Using OBIEE spatial reporting

By | January 2, 2016

Using spatial reporting in OBIEE is not for the faint of heart. However it is also rewarding. The reports look great; it is new and henceforth exciting. It is challenging but the outcome stands out. However on the route to the reports, some obstacles must be overcome. Let me provide some thoughts on the obstacles that I encountered.
The first obstacle is the decision what tools to use. One must use next set of tools: [a] the mapbuilder which is an independent java tool that can be run from any client and which creates some layers that will be shown on a map, [b] the mapviewer which is used to create a map with the layers that were created by the user and [c] the “manage map data” that can be found under the “map data management” in the administration of Oracle BI presentation. To know when to use what tool was not trivial. First, the layers must be created in the mapbuilder; then one must decide on the map (to be set up in the mapviewer) and finally the map must be linked to the data in the manage map data part. It took me some time to figure this out.
Then the decision on how to set up the maps. Do we take predefined map (such as the Bing map, the Google map, the Navteq map) or do we create our own maps? Let me provide an example on a map that is created on top of an existing predefined map:
and then an example with a map that is created by yourself:
This choice has some consequences. Do you accept the default settings that are more or less imposed by the predefined map or do you want to set your own standards, labels, colours etc? Both choices have pros and cons. Something to think about. If one settles for a own map creation, one might consider using this manual. It helped me to create some maps that I created myself. If you use the predefined maps, it is somewhat trial and error. But it worked out for me.

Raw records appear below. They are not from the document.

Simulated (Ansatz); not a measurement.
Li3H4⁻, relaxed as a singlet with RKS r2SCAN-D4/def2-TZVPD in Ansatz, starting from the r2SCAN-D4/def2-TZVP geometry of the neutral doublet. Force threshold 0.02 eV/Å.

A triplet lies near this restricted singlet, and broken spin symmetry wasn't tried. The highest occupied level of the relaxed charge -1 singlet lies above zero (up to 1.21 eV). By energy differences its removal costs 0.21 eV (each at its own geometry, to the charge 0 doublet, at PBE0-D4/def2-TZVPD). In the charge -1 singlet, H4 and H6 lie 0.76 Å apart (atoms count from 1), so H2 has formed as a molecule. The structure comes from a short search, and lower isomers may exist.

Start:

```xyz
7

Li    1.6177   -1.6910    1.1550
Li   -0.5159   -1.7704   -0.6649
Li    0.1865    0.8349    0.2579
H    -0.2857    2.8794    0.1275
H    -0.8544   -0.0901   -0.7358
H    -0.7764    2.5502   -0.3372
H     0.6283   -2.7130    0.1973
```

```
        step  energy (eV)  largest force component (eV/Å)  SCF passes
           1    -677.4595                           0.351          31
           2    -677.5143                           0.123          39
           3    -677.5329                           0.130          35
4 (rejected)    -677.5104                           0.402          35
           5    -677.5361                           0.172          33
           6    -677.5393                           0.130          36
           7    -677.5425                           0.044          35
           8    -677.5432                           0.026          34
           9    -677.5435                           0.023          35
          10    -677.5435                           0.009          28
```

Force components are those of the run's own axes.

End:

Another choice is the model to use. One must create a model that is propagated from physical layer to the presentation layer and that can be found in the subject area. In the subject area, we must have some labels that refer to either points in space or areas in space. As an example, one must have labels that refer to shops and which can be seen as points and municipalities that are areas and for which we must have labels. Such labels are important. Somewhere down the line we must link these labels (shops, municipalities) to spatial objects (points, polygons) in order to render them on screen.
A final choice is where the spatial data (longitudes/ latitudes) might be derived from. Do we download them/ Do we copy them from an existing source or do we create them ourselves. Everything is possible. In short: choices, choices, choices!